On an input string of length n representing the non-negative integer i, D will simulate the TM Mi until it either halts or attempts to use more than (log n)1.5 space. If Mi halts, D will also halt and give a different answer. If the space bound is violated, D will halt and give the answer 0. Clearly D uses O(log2 n) space on inputs of length n, as desired.

• (c,10) Argue carefully that if any machine Mi always halts using at most c log n space for some c, your machine D cannot decide the same language as Mi.

Suppose that Mi is such a machine. Consider all the numbers i' such that Mi and Mi' are equivalent machines, meaning in particular that they give the same output and use the same amount of space on any given input. Remember that there are infinitely many numbers i' such that this is the case. For large enough i', the space usage of Mi' on input i', which is at most c log (log i'), will be below D's space usage on input i', which is log1.5 (log i'). Thus D's simulation will finish, D will halt with a different output from that of Mi', and L(D) ≠ L(M') = L(M).

• Question 8 (25): A space-oracle TM is an oracle machine with a write-only oracle tape. If it has an oracle for a language B, it can write a string w onto its oracle tape and then determine in one step whether w is in B, whereupon the oracle tape is cleared. It also has a read-only input tape and a work tape, and only the work tape counts as space. If B is any language, we define LB to be the languages decided by deterministic oracle machines for B using space O(log n), and NLB to be the languages of nondeterministic oracle machines for B using space O(log n).

• (a,10) Argue that if B is in the class L, then LB = L.
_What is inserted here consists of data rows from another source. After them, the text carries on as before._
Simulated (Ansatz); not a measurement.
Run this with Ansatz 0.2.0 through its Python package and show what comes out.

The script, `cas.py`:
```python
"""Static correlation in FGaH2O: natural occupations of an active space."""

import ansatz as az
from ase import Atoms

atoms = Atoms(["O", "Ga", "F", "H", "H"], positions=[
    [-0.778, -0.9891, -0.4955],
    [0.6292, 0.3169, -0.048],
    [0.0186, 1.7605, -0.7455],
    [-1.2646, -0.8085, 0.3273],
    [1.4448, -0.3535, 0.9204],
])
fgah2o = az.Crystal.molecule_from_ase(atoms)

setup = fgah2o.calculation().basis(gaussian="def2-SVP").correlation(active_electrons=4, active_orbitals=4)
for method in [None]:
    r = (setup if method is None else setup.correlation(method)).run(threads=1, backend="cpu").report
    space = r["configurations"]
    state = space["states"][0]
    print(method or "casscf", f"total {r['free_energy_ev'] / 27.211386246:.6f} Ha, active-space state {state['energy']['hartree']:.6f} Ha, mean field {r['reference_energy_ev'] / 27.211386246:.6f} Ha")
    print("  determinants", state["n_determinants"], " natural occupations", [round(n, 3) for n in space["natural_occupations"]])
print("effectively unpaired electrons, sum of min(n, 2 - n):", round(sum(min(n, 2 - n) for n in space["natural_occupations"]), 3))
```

Let M be a logspace oracle machine with oracle for B -- we need to simulate M by a logspace machine M' with no oracle. Let M'' be the logspace machine whose language is B. M' proceeds by simulating M, but when M makes an oracle call, M' must pause and simulate M'' in order to determine the result of the oracle call, which is the answer as to whether some string w is in B. This is somewhat complicated, because M'' would have the string w on its read-only input tape and M' cannot afford to use a work tape to store w as w might well be polynomial length in n.

So what M' will do is record its state after each oracle call, so that it can reset to that state many times to produce bits of w whenever they are needed by M''. That is, when M'' needs a bit of w, M' resets its simulation of M to the last time the oracle tape was cleared, starts a counter, runs M until the needed bit of w is produced, and gives that bit to M''. Once M'' is finished, M' can take the answer to the oracle call and continue its simulation of M past that point. The space needed to do all this is O(log n) to simulate M, another O(log n) to record one prior configuration of M, plus O(log |w|) = O(log n) to simulate M'' -- this is O(log n) total.

• (b,5) Argue that if B is in the class NL, then LB ⊆ NL.

This proceeds as in part (a), except that M'' is now a nondeterministic logspace machine which can accept a string w iff it is in the language B. By the Immerman-Szelepcsenyi Theorem, there exists another nondeterministic logspace machine M''' whose language is the complement of B -- it can accept w iff w is not in B.

M' will use its own nondeterminism in two ways -- for each oracle query for a string w, M' will guess whether w is in B, and then simulate either M'' or M''' as appropriate until it accepts w. As in part (a), it will reset and re-simulate M as necessary to provide bits of w for M'' or M'''.

I originally asked you to prove that NLB = NL if B is in NL, but I am not sure that this is even true. I can't complete an argument similar to the one above is an NDTM, because I can't be sure that M is consistently describing a single string w to M'' or M''' -- it could say that wi is 0 and later say that the same bit wi is 1, by making different nondeterministic choices.

• (c,5) Argue that NP ⊆ LSAT, quoting results from lecture as necessary.

We know that if X is any language in NP, there is a logspace function f such that for any string w, w is in X iff f(w) is in SAT. So a logspace machine with oracle for SAT can decide whether w is in X by computing f(w), using only O(log n) space, and feeding it to the SAT oracle. The answer to the oracle query will be 1 if w is in X and 0 otherwise.

• (d,5) It is probably not true that if B is in NP, then PNP ⊆ NP . Why doesn't an argument like that of part (b) show this to be true?

In the case of B being in NL, we had an NL machine whose language was B and another NL machine whose language was the complement of B. Thus we could verify either w's membership or non-membership in B with the simulating NL machine. But as far as we know, an NP machine is of no use in verifying the non-membership of a string in an NP language.